MTV stars of the 1980s used to go unplugged, but Duran Duran is heading in the other direction.

Like a twist on the old Hooked On Classics -- if you don't remember, imagine Now That's What I Call Music for Beethoven and Mozart -- "Rio" is going highbrow Monday, with help from the Orlando Philharmonic.

And you thought the song was all about John and Andy Taylor playing air saxophones for bikini-clad extras in that decadent video!

"I tend not to watch them nowadays," drummer Roger Taylor says of the extravagant mini-movies that made Duran Duran a pioneer of MTV's first generation. "There are no regrets. That was 1983, and it was a brand-new art form. I think we were very brave trying out a lot of new things."

The reunited Duran Duran -- featuring the three Taylors (who are not related), singer Simon LeBon and keyboardist Nick Rhodes (now all in their 40s) -- is trying something new in Central Florida.

The sold-out Orlando show, at the Linda Chapin Auditorium at the Orange County Civic Center, is part of a national series sponsored by Argent Mortgage Co. that puts pop acts into the classical realm.

Or the other way around, depending on your perspective.

"They will be on stage with us, behind the band somewhere," Roger says, "and it's a first for us. We've never done anything like that before."

For Duran Duran, the orchestral collaboration is a one-night diversion in the midst of a national tour behind Astronaut, the first album featuring all five original members in more than 20 years.

For organizers of the orchestrated series, which already has presented concerts featuring LeAnn Rimes and Seal, it's another chance to cobble classical and mainstream audiences into an unlikely alliance that could boost interest in both camps.

"Pop music fans are looking for something a bit more intriguing and interesting to see," says Denny Young, 39, president of the Elevation Group, which is producing the orchestra collaborations with the financial sponsorship of Argent Mortgage.

The company's diverse list of entertainment projects includes a creative role in the new Fox reality show So You Think You Can Dance?.

Elevation is big on finding links between seemingly odd combinations.

"The feedback from the orchestras is that our series is helping to bring new and younger attention to the orchestral world, which is good for them," he says. "There will be people who go to this who have never seen an orchestra."

Likewise, there will be symphony patrons who might come away with an appreciation for a band that wouldn't have attracted them to an arena.

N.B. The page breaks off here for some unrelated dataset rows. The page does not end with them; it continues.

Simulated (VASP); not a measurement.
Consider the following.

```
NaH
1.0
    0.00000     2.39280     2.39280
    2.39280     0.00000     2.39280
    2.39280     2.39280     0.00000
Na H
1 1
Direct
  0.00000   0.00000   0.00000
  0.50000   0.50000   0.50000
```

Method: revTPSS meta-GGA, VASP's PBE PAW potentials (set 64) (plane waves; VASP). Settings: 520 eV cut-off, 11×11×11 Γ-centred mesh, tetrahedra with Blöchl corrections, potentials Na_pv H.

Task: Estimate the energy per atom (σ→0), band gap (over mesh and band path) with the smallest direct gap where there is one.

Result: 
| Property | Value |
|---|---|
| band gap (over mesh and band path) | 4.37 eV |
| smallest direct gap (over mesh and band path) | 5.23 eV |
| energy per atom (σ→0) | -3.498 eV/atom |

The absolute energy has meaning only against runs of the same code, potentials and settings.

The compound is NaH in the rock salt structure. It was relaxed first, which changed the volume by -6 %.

Each of the shows is presented in an environment that favors music more than spectacle. Rimes performed with the Boston Pops in Symphony Hall; Seal teamed with the Minnesota Symphony at Orchestra Hall in Minneapolis. At the end of this month, Jewel will team with the Cleveland Pops at the city's Cain Park.

"You're seeing an arena artist in a 2,600-seat venue," Young says. "The foundation of the series is an intimate setting. When you go see an orchestra, it's not in a stadium or arena."

The series is part of a trend toward unlikely symphony collaborations.

The Boston Pops featured three genre-bending country stars --"Redneck Woman" Gretchen Wilson, rowdy duo Big & Rich and "hick-hop" rapper Cowboy Troy -- in this year's Independence Day concert on the Esplanade.

The stars played their own songs and joined the Pops for the premiere of a new patriotic number, "Our Country."

The Pops had previously featured Trisha Yearwood, Rimes, Amy Grant and Vince Gill, as well as David Lee Roth, Jennifer Holliday and Barry Manilow.

When it works, the concept elevates both the orchestra and the singer. Boston Globe critic Steve Morse found "brilliance" in the full-blown orchestral rendition of "Crazy" by Rimes.

With a stage crew of roughly 46 people in Orlando, not including musicians, such moments don't come easy.

"It takes a tremendous amount of cooperation between a wide variety of people," Young says. "There's the orchestra, the band, the arrangements and conductors. You mesh the sound to have this wonderful fusion, but there's a lot of logistics."

While promoters sell the big picture, musical contributors such as Frank McNamara sweat the details.

McNamara, a classical pianist with a taste for rock whose resume includes work with the Irish Tenors and Roger Daltrey, is the conductor for Duran Duran's Orlando show.

Despite his classical training, McNamara, 45, became transfixed by rock 'n' roll early in his career and has never been able to separate the two.

In addition to producing pop records and working as music director on a long-running late-night TV show in Ireland, he has written a symphony based on Beatles songs, a piano concerto inspired by Abba and a rock-gospel version of Handel's Messiah.

Although he didn't write the arrangements for Monday's concert, McNamara composed scores for the shows by Rimes and Seal. He also is working on adaptations of Jewel's songs for her Cleveland appearance.

Despite the perception that, say, "Hungry Like the Wolf" won't work with 65 classical musicians sawing away in the background, McNamara says there are only a few instances when an orchestra won't fit.

"There's really no song that the orchestra can't contribute something to or add some extra colors to," he says. "It would be different if there was no band, obviously, and the orchestra would be the only tool."

Ballads always work, but McNamara likes to take them in new directions when he can. For the Rimes concert, he transformed her Patsy Cline-style "Blue" into a churning jazz arrangement reminiscent of Nelson Riddle.

In Orlando, the Philharmonic has been listening to live versions of Duran Duran's music and is scheduled to rehearse today with the band members looking on. The only combined work will take place at soundcheck on Monday.

That won't leave much time for the big logistical trick: Balancing the electric instruments and the strings.

"You can't get an orchestra to sound as loud as a rock band without feeding back all over the place," McNamara says.

Even with so little time, Taylor is confident that the show will unfold without glitches.

"I'm assured he's an expert at putting bands and orchestras together, so it's in his hands," Taylor says. "I think a lot of the Duran Duran stuff lends itself to an orchestra."

Don't think so? The man with the baton says think again.

"It's important to bring those boundaries down," McNamara says. "I was just saying to a friend of mine that I love Samuel Barber's 'Adagio,' but I don't want to hear it every day.

"We need to broaden the classical repertoire and do music people are familiar with. We need to take the stuffiness out of it because at the end of the day, whether it's classical music, pop, rock or jazz, we're entertainers. It should be fun."